Minutes of DAQ/Online Calibration Meeting 05/12/00
Agenda:
=======
Friday, May 12, 9:00 am, B0 Theater
Minutes of last meeting Jack/Cranshaw/Rick St. Denis 5
Follow up from last meeting
===========================================================
Rick brought up the usual question about taking a series of calibration
points. He reported that Alexei Safonov said that this was being done
now but that the run number is differ for each point. Jim said this
could be the case and is probably a temporary solution. After
discussion, it was clear that this is an undesirable feature. The
problem is that calibrations can be run on multiple partitions so each
gets a run number. Hence, there is a potential that the run number does
not increase by one for each point. This makes interpreting the data
difficult. The multipartition running allows faster calibration if
there is no interference. This was used last run.
News
====
B0DAU30 crashed due to a kernel software bug. Oracle was down. Support
DB, in cooperation with Oracle service, got the system running in about
5 hours. The database was down longer than that, but it was decided
that it was not urgent enough to bring people in and it is not a 24/7
machine.
Round Table:
-----------
SVX: Jean Slaughter/Steve Nahn
====================================================
Took data and got consumer to run on ladder testing. Testbeam software
writes to the software event builder but is not using full run control.

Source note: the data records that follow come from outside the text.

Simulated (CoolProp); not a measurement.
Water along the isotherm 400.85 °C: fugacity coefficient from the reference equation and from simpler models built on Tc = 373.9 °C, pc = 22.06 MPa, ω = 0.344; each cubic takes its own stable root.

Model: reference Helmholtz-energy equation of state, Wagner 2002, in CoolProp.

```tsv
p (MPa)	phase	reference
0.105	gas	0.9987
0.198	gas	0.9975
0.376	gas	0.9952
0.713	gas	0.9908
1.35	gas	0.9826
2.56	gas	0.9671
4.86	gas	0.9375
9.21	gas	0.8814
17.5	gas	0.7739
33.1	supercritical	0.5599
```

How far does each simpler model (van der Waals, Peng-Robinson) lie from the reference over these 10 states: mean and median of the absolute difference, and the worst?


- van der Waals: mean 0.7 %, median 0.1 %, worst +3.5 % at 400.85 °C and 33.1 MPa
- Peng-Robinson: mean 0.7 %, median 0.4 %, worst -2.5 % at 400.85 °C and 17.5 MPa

Data were written from Feynmann using D-Mode and writing Trybos. Could
not hook to the CSL directly, want to try this and an consumer next. In
this mode it is not possible to download pedestals to the FIB. The
teststands are oversubscribed so testing is limited. The Broker uses
the hardware database and the test stand software does not.
COT: Ashutosh Kotwal/Bill Orejudos
========================================================
Ashutosh reported on the hardware situation. Certainly in a few weeks they will
be pulsing the Front end and shipping this out. They need a crate. A
test of the system can be done if they could power a corner of the CTC
(this is not how it is wired, so they would have to power more, but for
a full test, only 1/4 is really needed). They are missing a processor
but this should be in by Monday. There is potential that the hardware
is ready for pulsing calibrations sooner than a few weeks. Stay tuned.
Bill reported that he has set up maps of crate id to geometric id using
Jack's maps classes. This can be examined by making a view on the
Hardware database -- trivial in SQLPlus. He needs to get it coded and
this is a matter of a bit of time. This map is used in a lot of places
and YMON is an obvious customer as well. It will be tested soon.
DatabaseHardware: Rick Vidal/Umesh Joshi
=================================================
Umesh reported on the CDF Online Production Database Server, B0DAU35.
The system is a Sun E4500 server with
o four 400 MHz Ultra SPARC CPUs
o 1GB memory
o two 9 GB 7200 RP SCSI disks (system)
o 1 A5200 Fibre Channel disk array
---> ten 18 GB 10000 RPM FC disks
o 10 Ethernet ports (10/100 Mb/sec)
It is running a Solaris 2.7 operating system. The file system
for the database is VxFS, version 3.3.2. The volume manager is VxVM
version 3.0.2. it uses Solstice Backup, version 5.5.1 (Legato) and is
running Oracle, Version 8.0.5
It has an uninterruptable power supply, a Matrix 500 which can keep the
system up for greater than 30 minutes. This allows the sytem to be
brought down gracefully.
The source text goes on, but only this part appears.